~ I sat down and talked with Tim Draper last week. I’m busy writing about and editing together the interview now, but I really like the way he put this. (I had just asked him whether the current economic situation had more to do with group psychology or real economics…)It’s both. If you have a bad quarter, you have a bad quarter and that’s it. You build back up for the next quarter. But if you have a bad quarter and the press thinks that’s a really bad thing, they create a domino effect where people are thinking they should keep their money in their mattress. Where people start to think ‘we better not take that trip,’ ‘we better not buy that car’ — if they go through the ‘better nots,’ that pulls money out of the economy. Then the company that had a bad quarter, where they may have rebounded, has an even worse quarter the next quarter because more of these people have pulled back and they’re not buying. And then the stock market goes down even further because people don’t believe this company will do very well the next quarter, and in some cases the company goes out of business after a few quarters. Then the press makes an even bigger deal out of it, and people have to pull back even more, and that’s what’s going on now. It’s a constant cycle. When they did the New Deal, and they said “You have nothing to fear but fear itself,” at that point, that was the case. And we are getting to that point now.
But let me tell you something else. It’s about “the deal.” I was trying to explain this to my daughter Eleanor, and I told her “If you make a deal with somebody, you’re both better off.” So you can break it all down. Break the entire economy down into deals: number of deals, frequency of deals, better deals, et cetera. But the important thing is you’re both better off: if I make a deal with you to buy your camera, you make a decision that it’s a good sale for you and I make the decision that it’s a good buy for me because I need that camera. We’re both better off. If we make a deal on a business — say I invest in your company, we’re both better off: I own some stock in what I thought was a good opportunity, and you sold some and got some cash because you felt that that was the best opportunity for you. And if you take that to the extreme — Microsoft, Apple — these companies have each made a lot of deals. [points to my laptop on the desk] That computer was a deal you made with Steve Jobs and Ron Johnson, and all of the Apple employees. And they all benefited from you buying that computer. And you benefited from buying that computer, and the Apple Store benefited, and all the suppliers to Apple benefited. Everybody benefits when a deal gets done. More deals, more benefit — more benefit, more deals. It’s a virtuous cycle.

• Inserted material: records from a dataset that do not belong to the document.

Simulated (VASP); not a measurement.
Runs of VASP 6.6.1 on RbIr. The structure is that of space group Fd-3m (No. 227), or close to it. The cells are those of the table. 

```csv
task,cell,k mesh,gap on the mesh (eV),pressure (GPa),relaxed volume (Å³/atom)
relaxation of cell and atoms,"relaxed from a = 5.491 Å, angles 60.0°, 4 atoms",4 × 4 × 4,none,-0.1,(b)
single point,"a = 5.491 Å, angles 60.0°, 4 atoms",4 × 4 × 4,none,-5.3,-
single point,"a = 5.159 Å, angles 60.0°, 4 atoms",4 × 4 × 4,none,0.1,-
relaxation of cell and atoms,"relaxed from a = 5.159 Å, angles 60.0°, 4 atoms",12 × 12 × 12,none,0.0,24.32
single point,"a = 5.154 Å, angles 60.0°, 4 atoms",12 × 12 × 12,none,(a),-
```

But if you decide that you’re not going to buy that computer, because you’re afraid — because of what the press just wrote — you’re helping to proliferate the problem. If you buy it anyway, and other people do, then you’re helping to proliferate a better economy. And it’s not just buying decisions — it’s decisions on business deals, on partnerships, on networks, on all those things. All of those deals get tightened up when people start thinking “How long do I have to survive?” And that’s what’s going on.